Divine decision: churches split on indigenous Voice vote

indigenous voice

As the clock ticks down to the October 14 Australian referendum on the Indigenous Voice, religious leaders in Australia are under the spotlight.

Despite the political risks of taking a stand, some urge these leaders to move beyond mere words and show decisive support for the constitutional change.

Francis Sullivan, who formerly led the Catholic Church’s Truth, Justice and Healing Council, minced no words in his call for action.

“This is not a time for dilly-dallying. This is a time for leadership,” Sullivan declared.

He expressed concern that the constitutional change’s legal intricacies are muddying the waters, causing some church leaders to waver despite their earlier, unequivocal support for the Indigenous Voice.

Sullivan weighed in saying, ”This is a moral issue for the church, not a legal one.”
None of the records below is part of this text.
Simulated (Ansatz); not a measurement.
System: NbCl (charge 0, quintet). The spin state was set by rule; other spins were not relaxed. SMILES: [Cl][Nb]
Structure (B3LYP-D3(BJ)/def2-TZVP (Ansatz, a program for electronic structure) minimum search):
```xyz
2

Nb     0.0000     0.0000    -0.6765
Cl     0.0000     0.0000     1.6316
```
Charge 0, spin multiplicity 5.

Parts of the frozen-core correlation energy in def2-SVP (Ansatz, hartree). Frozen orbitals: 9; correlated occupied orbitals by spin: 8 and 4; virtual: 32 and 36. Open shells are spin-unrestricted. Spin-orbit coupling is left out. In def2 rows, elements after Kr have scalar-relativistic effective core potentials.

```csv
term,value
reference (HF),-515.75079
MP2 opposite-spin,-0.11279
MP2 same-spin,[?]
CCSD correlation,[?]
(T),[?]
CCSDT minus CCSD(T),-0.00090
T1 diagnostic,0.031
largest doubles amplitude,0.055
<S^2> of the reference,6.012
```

The Australian Catholic Bishops Conference has already endorsed the Indigenous Voice in writing, but Sullivan is pushing for that endorsement to be backed by concrete actions before the referendum deadline.

Voice vote a “hell of a mess”

Fr Frank Brennan SJ, a long-time advocate for Indigenous rights, recently spoke at a gathering in Victoria.

Brennan described the Voice referendum as “a hell of a mess,” but is still urging people to vote “yes”.

I’m one Australian who stood up and said, ‘I don’t think the wording is perfect, I don’t think the process has been perfect, but we’re left with an invidious choice,’” Brennan said.

“Do we choose some wording which may not be perfect, or do we say No and we put this off to another day?”

Brennan says Catholic social teaching and decades of papal support for Australia’s Aboriginal and Torres Strait Islander peoples provide strong grounds for Catholics to vote Yes on 14 October, he said.

Religious community divided

However, the religious community remains divided on the issue.

While Anglican leaders have voiced support for the constitutional change, some within the church are cautioning that the “view from the pew” may not align with the bishops’ stance.

“I think the bishops will find that they have been singing in their own bathroom on this one,” Fr Peter Macleod-Miller, the rector of St Matthews Anglican Church in Albury.

Australian Prime Minister Anthony Albanese recently attended a Uniting Church service in Sydney, pledging bipartisan oversight for the Voice’s legislative setup if the majority votes in favour.

Simon Hansford, a Uniting Church minister, argued that Christian teachings inherently support the Voice, as they call for aiding those who are marginalised.

Despite considerable support from its member councils and other Islamic leaders, the Australian Federation of Islamic Councils has yet to reach a consensus and the Australian Christian Lobby has yet to declare its stance on the matter.